Businesses and organizations worldwide lose an estimated five percent of their revenue to occupational fraud each year, for an estimated total of $5 trillion lost globally on an annual basis, according to the recently published Occupational Fraud 2024: A Report to the Nations. The Report is a comprehensive global study by The Association of Certified Fraud Examiners (ACFE) that addresses the real cost of fraudulent schemes for businesses.

An important part of dealing with fraud in any business is learning how fraud is committed and detected. The Report reviews the typical perpetrators of occupational fraud, including how occupational fraud is committed and by whom, as well as how businesses can work to detect, identify, and prevent occupational fraud. To create the Report, the ACFE reviewed 1,921 cases from 138 countries and territories, with a total loss of $3.1 billion. Of the cases reviewed, the average loss per case was $1,662,000.00, and 22% of cases had losses that exceeded $1 million.

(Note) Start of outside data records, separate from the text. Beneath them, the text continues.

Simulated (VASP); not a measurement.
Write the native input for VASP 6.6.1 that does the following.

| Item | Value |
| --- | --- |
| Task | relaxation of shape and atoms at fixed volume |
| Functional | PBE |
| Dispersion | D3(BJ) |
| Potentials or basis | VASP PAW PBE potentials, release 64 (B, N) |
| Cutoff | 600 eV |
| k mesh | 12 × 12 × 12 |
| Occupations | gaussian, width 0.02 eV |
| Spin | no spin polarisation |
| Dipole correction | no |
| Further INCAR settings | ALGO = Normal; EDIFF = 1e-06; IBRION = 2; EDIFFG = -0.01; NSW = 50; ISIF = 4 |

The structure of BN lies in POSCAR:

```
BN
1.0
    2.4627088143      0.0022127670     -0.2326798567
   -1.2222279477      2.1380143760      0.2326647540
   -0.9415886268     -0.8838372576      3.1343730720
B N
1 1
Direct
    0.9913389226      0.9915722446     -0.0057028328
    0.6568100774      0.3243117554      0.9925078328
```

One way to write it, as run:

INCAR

The Report provides key information for businesses to consider in reviewing their anti-fraud procedures and programs, as well as considerations for fraud prevention practices and protocols.

How is Occupational Fraud Committed?

There are three key categories of occupational fraud in the cases reviewed in the Report:

  1. Asset Misappropriation: When members of an organization (for example, employees) steal or misuse business resources. Asset misappropriation schemes include (but are not limited to) conduct such as billing schemes (22% of cases, with a median loss of $100,000.00) and theft of non-cash assets (22% of cases). This is "by far" the largest category of occupational fraud, accounting for 89% of cases.
  2. Corruption: This category includes misconduct such as bribery, conflict of interest, and extortion. Corruption was present in 48% of cases reviewed for the Report.
  3. Financial Statement Fraud: This includes intentionally implemented material misstatements or omissions in an organization's financial statements. While this type of conduct is less common, it has the highest cost, with an estimated median loss of $766,000.00.

It's important to note that the fraudulent schemes are not always limited to one category, and there is often overlap with at least one other type of occupational fraud. For example, in the Report, the ACFE notes that only 1% of cases involved solely financial statement fraud, indicating that a perpetrator of financial statement fraud has likely engaged in other types of schemes as well.

Who are the Fraudsters?

Most perpetrators of occupational fraud are employees (37%) or managers (41%), with those with the longest tenure creating the greatest losses, and schemes involving multiple perpetrators causing increasingly more loss. However, despite there being less perpetrators at higher levels, fraudulent schemes by owners and executives come with the highest cost for businesses.

Almost half of all of the cases reviewed for the Report were schemes committed by employees who had a tenure at the organization between one and five years. The departments with the greatest risk of occupational fraud schemes include operations, accounting, sales, customer service, executive/upper management, purchasing, administrative support, and finance.

How Important is Early Fraud Detection?

The ACFE found that a typical fraud case continues for a year prior to being detected, despite the fact that 89% of those committing fraud displayed at least one typical red flag in their conduct, with multiple red flags present in over half of all cases.

The longer a perpetrator is able to continue to commit fraud for, the higher the cost to the organization. For example, the Report notes that billing, cheque, and payment tampering, expense reimbursement schemes, financial statement fraud, payroll, and skimming schemes typically lasted for 18 months before being detected.

The Report includes key considerations for businesses in implementing fraud detection practices, with a focus on the importance of whistleblower programs and other fraud reporting mechanisms, Reporting programs resulted in fraud detection in almost half of the cases reviewed.

How does Fraud Prevention Make a Difference?

More than half of the occupational fraud cases reviewed occurred due to a lack of internal controls or an insufficiency (override) of the existing internal controls. The importance of fraud prevention cannot be overstated, particularly as 57% of organizations were unable to recover any of the loss; only 13% of the cases reviewed included a full recovery.

Most perpetrators take steps to conceal their misconduct and any evidence of wrongdoing. Only 11% of cases reviewed by the ACFE for the Report did not include concealment. Organizations without a fraud awareness training program lost nearly twice as much, as compared to those organizations with a training and awareness program.

The ACFE found that small businesses (with less than 100 employees) were less likely to have fraud prevention practices in place, leaving them far more vulnerable than their larger counterparts.

Conclusion

Fraud is a regrettable reality for almost all businesses, whether it is discovered or remains undetected. Fraud prevention and detection is imperative for businesses of all sizes, from startups to established organizations, and businesses should regularly review their anti-fraud practices and protocols to ensure that they continue to remain efficient and effective.

Originally published 30 April 2024

The content of this article is intended to provide a general guide to the subject matter. Specialist advice should be sought about your specific circumstances.